A serious debate is underway among economists over the effects of the turmoil in Europe.
Some economists are sticking to their guns and seeing little effect, while others are shaving as much as half a percentage point off growth in the second half of this year.
The outlook from six economists surveyed by CNBC is an average of growth at 3 percent over the next year, including a slight bump this quarter, and then a dip to 2.9 percent over the subsequent two quarters.
However, some of those economists see a growth rate of as low as 2 percent, while others expect a high of 4 percent.
The debate about the nation's projected near-term expansion also pits the big guns on Wall Street against each other.
For instance, Goldman Sachs , which has been bearish, became worried about its forecasts as fiscal data came in better than expected. Now, the bank, which predicts that real GDP growth will slow to about 1.5 percent, sees a better chance that its forecasts will come true.

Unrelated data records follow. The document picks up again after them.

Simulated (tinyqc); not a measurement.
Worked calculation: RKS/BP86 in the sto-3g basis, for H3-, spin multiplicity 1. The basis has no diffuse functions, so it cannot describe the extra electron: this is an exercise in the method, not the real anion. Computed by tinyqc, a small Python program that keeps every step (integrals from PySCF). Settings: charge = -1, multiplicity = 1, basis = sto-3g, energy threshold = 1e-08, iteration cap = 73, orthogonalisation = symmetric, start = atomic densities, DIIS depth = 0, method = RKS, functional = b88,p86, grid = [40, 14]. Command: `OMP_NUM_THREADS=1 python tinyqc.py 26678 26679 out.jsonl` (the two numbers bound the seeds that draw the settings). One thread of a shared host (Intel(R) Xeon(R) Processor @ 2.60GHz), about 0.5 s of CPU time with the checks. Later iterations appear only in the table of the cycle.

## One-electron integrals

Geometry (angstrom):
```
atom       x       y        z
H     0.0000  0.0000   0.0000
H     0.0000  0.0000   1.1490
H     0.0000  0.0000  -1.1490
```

Economists at Nomura Securities , trying to quantify what the European impact will be, are estimating the continent’s debt problems could mean half a percentage point less growth in the third and fourth quarters of 2010.
JP Morgan said in a report that the bank had not “materially altered our global outlook. Markets are pricing in event risks of a European sovereign-debt default or broadening bank crisis that are unlikely to be realized.”
Contributing to the these fiscal predictions are the recent stock market downturn and signs of tighter financial conditions, as well as lower interest rates and oil prices, which partly offset the negative factors.
As for job creation in May, economists' predictions range between 200,000 and 700,000. According to a Reuters survey, economists are looking for 513,000 jobs to have been created in May, of which 190,000 are in the private-sector.
The Labor Department will issue its May jobs report on Friday.